Embattled mortgage giant Fannie Mae announced a management shakeup late Wednesday even as the company’s board says it is “firmly committed” to CEO Daniel Mudd.

Fannie Mae (FNM) announced that CFO Stephen Swad is leaving the company for the private equity world, allowing David Hisey to take over as executive vice president and CFO. Hisey previously served as Fannie’s controller and senior vice president.

Michael Shaw will also assume the duties of chief risk officer. Shaw had previously served as senior vice president of credit risk oversight and joined Fannie in 2006.

Also, Peter Niculescu was named executive vice president and chief business officer, assuming the duties of Robert Levin, who is retiring after 27 years with Fannie Mae.

"After setting forth our capital and credit plan August 8, we are now putting a senior management structure in place to drive this plan across the company," Mudd said. "This team will be responsible for meeting the dual objectives of conserving capital and controlling credit losses while Fannie Mae continues to provide crucial liquidity to the U.S. housing and mortgage markets.

The series of management changes comes as Fannie’s board gave Mudd a vote of confidence despite the ongoing turmoil at the mortgage giant.

"The board of directors is firmly committed to Dan Mudd, the management restructuring, and the strategic objectives around capital and credit he set forth on August 8," Stephen B. Ashley, chairman of the board, said in a statement. "The Board will continue to work closely with Dan and his management team to guide the company and support the housing finance system through a very challenging period."

Trading in shares of Fannie Mae was halted in after-hours trading, sparking speculation that the Treasury was going to announce a government bailout of the mortgage giant.

Fannie Mae and sister company Freddie Mac (FRE), which together own or back more than $5 trillion of U.S mortgages, have seen their shares plunge over the past year as the housing slump takes its toll.

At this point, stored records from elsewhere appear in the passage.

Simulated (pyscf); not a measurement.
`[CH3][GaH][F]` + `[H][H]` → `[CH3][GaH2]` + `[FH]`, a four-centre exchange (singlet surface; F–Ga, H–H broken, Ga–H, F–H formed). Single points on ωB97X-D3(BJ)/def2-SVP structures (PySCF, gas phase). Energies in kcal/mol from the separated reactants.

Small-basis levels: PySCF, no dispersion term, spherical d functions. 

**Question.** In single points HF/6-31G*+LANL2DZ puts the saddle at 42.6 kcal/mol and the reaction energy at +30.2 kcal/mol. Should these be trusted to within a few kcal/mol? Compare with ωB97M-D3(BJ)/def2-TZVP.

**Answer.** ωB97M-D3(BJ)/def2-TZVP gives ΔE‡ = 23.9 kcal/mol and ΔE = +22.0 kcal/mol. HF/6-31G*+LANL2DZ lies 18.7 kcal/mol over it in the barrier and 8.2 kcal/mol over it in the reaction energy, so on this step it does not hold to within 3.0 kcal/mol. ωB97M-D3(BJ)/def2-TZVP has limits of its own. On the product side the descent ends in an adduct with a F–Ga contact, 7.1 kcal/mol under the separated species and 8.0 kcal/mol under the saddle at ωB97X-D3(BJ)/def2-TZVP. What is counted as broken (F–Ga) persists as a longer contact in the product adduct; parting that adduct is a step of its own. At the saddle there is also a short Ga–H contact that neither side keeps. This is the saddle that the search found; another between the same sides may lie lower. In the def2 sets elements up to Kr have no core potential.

Fears that the government-sponsored enterprises would run out of money caused the Treasury to announce a backstop plan last month to give the government the option to invest in and lend to Fannie Mae and Freddie Mac.

In recent days the companies’ shares have rebounded as analysts have said the backstop plan won’t need to be enacted any time soon and it might not wipe out common shareholders.

Fannie and Freddie closed up 15% a piece during regular trading on the New York Stock Exchange on Wednesday ahead of the management shakeup.